Page last updated at 12:56 GMT, Wednesday, 23 April 2008 13:56 UK

Ticket pursuit stopping at border

By Diarmaid Fleming
BBC News, Dublin

Parking meter
Tickets issued to people from the Republic are not being pursued

Motorists from Northern Ireland who fail to pay parking ticket fines issued in the Republic are being pursued by the authorities south of the border, under European law.

But due to an administrative anomaly, motorists from the Republic who get parking tickets in Northern Ireland, and do not pay them, are not being chased for payment south of the border.

Councils in the Republic have engaged a London-based company, Euro Parking Collection (EPC) which has powers under European law to pursue in other jurisdictions people who do not pay their parking tickets.

The company says it is not a debt-collection agency, but instead one with specific powers - or "power of attorney" - under European law to act with the legal powers of a council to pursue people in other jurisdictions who do not pay parking ticket fines.

Several councils in the Republic use EPC to chase motorists across Europe who ignore tickets.

The company estimates that more than 80% of "foreign contraveners" of parking tickets issued in the Republic, however, are owners of cars registered in Northern Ireland, so border councils are prominent among those using the company.

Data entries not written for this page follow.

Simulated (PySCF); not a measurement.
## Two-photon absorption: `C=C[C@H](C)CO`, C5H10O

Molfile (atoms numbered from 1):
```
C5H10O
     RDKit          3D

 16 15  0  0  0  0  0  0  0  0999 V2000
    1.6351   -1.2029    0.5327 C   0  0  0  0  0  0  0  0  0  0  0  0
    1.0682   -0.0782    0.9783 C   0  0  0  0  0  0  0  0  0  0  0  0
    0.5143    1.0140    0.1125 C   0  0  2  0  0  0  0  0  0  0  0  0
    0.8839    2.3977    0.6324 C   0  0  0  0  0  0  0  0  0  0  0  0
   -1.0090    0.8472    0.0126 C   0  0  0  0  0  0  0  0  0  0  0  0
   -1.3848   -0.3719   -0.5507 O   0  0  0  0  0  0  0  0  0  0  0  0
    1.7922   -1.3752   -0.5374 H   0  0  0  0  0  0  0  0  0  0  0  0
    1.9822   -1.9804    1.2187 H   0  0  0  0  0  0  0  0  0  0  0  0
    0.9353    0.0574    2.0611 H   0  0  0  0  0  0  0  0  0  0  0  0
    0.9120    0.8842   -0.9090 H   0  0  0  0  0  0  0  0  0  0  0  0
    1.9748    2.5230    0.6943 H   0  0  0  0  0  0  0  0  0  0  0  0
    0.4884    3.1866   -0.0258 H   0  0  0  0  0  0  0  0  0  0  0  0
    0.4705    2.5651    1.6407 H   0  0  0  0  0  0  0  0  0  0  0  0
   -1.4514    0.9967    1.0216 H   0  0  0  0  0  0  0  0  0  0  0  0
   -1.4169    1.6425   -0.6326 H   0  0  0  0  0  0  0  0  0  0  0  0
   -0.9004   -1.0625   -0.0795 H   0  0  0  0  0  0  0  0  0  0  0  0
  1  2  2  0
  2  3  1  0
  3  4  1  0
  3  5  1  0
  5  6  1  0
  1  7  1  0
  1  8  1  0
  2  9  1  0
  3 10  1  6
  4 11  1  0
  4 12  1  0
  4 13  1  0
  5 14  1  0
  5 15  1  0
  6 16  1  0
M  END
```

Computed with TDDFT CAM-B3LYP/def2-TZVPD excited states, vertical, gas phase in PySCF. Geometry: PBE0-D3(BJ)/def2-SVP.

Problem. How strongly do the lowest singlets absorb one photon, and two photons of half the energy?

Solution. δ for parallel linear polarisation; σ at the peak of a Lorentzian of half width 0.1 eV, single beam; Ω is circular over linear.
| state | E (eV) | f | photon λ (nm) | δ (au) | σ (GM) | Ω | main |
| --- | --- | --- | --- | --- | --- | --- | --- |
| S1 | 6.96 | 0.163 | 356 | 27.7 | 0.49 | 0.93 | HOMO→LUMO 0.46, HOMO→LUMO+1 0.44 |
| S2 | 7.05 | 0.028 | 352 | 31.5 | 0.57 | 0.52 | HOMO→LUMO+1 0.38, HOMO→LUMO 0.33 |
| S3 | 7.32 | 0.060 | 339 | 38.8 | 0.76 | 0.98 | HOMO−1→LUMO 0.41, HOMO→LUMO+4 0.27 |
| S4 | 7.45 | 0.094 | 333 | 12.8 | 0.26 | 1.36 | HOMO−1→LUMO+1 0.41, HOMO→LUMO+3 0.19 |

The BBC has learned that motorists with NI registered cars who have ignored parking ticket issued in the Republic have been receiving requests for payment, which increase with subsequent letters depending on the scale of charges which apply to parking tickets issued by the enforcing council.

But by contrast, motorists from the Republic who park illegally in Northern Ireland but do not pay their parking ticket fines are not pursued.

Motorists from Northern Ireland who fail to pay parking ticket fines issued in the Republic are being pursued by the authorities south of the border, under European law
Stuart Hendry

The Republic's vehicle licensing authority - the Vehicle Licensing Unit - based in Shannon, County Clare, will provide information on a driver's address, but only to its UK counterparts, the Driver and Vehicle Licensing Agency (DVLA) and the Driver and Vehicle Licensing Agency NI (DVLNI).

The Irish authorities will not deal directly with councils or companies like EPC.

According to EPC, the DVLA and DVLNI are not legally empowered to deal with data relating to motorists from outside the UK and so cannot provide information to the authorities in Northern Ireland seeking information on motorists from other jurisdictions, such as the Republic.

They do, however, provide information on UK motorists when requested by EPC which is a UK-based company, which means that UK motorists can be pursued on behalf of councils in the Republic by EPC.

But this also means that motorists from the Republic cannot be traced by those in Northern Ireland pursuing parking ticket fines.

According to EPC, once letters are issued, about 20-30% of motorists in Northern Ireland pay up, with a further 10-20% paying up after a second letter.

"The remaining half or so do not pay. But another problem we have is inaccuracy in the records of who owns cars in Northern Ireland, which can be to do with movement of cars between Britain and NI," said Stuart Hendry of EPC.

"We find around 20% of names and addresses we chase up are wrong from the database, meaning those fines lapse anyway".

He says payment response rates are much higher among German, Scandinavian and Eastern European drivers after receiving letters, compared to their Irish or British counterparts.

"Payment rates in Britain and Northern Ireland of 20-30% are rather poor compared to the Germans and Scandinavians whose rates are more like 60-70% when they get a letter. We find also that around 40-50% of people from Eastern European countries tend to pay after a letter," he said.

Mr Hendry said it is up to the pursuing council to decide what to do if fines remain unpaid.

He said that, so far, debt collection agencies have not been brought in to enforce fines in Northern Ireland on behalf of councils in the Republic.

The anomaly treating motorists differently on both sides of the border is understood to be under discussion by officials.

Parking ticket offences still come under criminal law in the Republic, but since 1991 have been covered by civil law in the UK.

The Department of Regional Development said they hope to resolve the issue of transferring vehicle details.

"However, later this year clamping and removal will be introduced to the north and southern drivers who have outstanding tickets may be clamped or removed in the same way as northern drivers will be," a spokesperson said.